U.S. Treasuries saw a strong rally while the dollar weakened, as new economic data left traders speculating on the magnitude of the Federal Reserve’s expected interest rate cut next week.
The yield on the two-year Treasury, which is particularly sensitive to changes in monetary policy, fell by five basis points, signaling a growing sense of anticipation around the Fed’s decision. Meanwhile, the dollar declined by 0.3%, marking its third consecutive day of losses. U.S. stock futures pointed to modest gains, building on a week where the Nasdaq 100 surged by over 5% and the S&P 500 rose by 3.5%.
Investors remain divided over how aggressive the Fed will be in initiating its policy shift toward rate cuts. While a reduction is widely anticipated at the Fed’s upcoming meeting, the debate centers on whether the cut will be 25 or 50 basis points. Recent data showed that U.S. producer prices ticked upward in August, after a downward revision of the previous month’s numbers. At the same time, a slight increase in unemployment benefit applications raised concerns about a weakening labor market.

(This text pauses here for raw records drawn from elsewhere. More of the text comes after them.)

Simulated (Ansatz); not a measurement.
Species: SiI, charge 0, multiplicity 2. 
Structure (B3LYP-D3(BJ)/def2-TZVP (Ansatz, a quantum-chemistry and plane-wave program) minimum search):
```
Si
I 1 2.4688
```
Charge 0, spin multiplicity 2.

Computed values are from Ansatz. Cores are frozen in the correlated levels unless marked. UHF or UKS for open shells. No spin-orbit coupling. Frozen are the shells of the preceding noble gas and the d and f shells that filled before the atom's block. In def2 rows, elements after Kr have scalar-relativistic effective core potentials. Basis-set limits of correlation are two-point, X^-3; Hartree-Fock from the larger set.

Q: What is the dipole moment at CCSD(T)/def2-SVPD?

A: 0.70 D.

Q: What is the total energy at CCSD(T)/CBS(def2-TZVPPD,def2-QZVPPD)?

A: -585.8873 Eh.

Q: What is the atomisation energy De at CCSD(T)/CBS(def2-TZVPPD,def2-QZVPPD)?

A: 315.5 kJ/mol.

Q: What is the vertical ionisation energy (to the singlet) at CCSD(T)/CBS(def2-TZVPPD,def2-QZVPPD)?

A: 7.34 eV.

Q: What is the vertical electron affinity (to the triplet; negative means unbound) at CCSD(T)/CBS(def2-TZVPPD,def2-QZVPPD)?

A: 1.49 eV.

“If I were in the room, I would advocate for a 50 basis-point cut rather than 25,” Ralph Schlosstein, Chairman Emeritus of Evercore, said in an interview with Bloomberg TV. “The balance of risks has shifted from concerns over inflation not declining fast enough to concerns that unemployment could rise faster than we want.” Traders now anticipate 33 basis points of cuts from the Fed, up from 31 basis points the previous day and 26 points on Wednesday.
This sentiment was echoed by William Dudley, former New York Fed President and a Bloomberg Opinion columnist. Speaking in Singapore, Dudley stated, “I believe there’s a solid case for a 50 basis-point cut, and that’s what I would push for.”
Thursday’s wholesale inflation figures added to the ongoing conversation following the release of the consumer price index, which showed that underlying inflation accelerated in August. Despite these figures, policymakers appear to be more focused on the labor market, as signs of weakening employment are likely to influence future policy discussions.
Meanwhile, European markets followed suit, with Danish stocks hitting a record high for the first time since November 2021. The rise was driven by logistics giant DSV A/S, which saw gains after announcing a €14.3 billion ($15.9 billion) acquisition of a unit from Deutsche Bahn AG. The Stoxx 600 Index also rose 0.5%, reflecting optimism across the continent.
Expanded Analysis:
For investors, the ongoing speculation over the size of the Fed’s rate cut presents both risks and opportunities. Should the Fed opt for a 50 basis-point cut, it would signal a more aggressive attempt to support the economy, likely driving Treasury yields lower and boosting equity markets further, particularly in growth sectors such as technology. In contrast, a smaller 25 basis-point cut might leave markets more cautious, with investors keeping a close eye on the labor market and inflation data.
This rally in U.S. Treasuries could also impact global bond markets, particularly in Europe, where positive market sentiment is already growing. Danish stocks reaching record highs reflect the broad optimism in European equities, supported by strong M&A activity and strategic corporate moves.
For traders and long-term investors alike, this period of uncertainty regarding the Fed’s actions is an opportunity to position portfolios strategically, potentially capturing gains if the central bank leans toward more significant cuts. Those invested in rate-sensitive sectors, particularly bonds and equities, could see substantial returns depending on the final policy decision.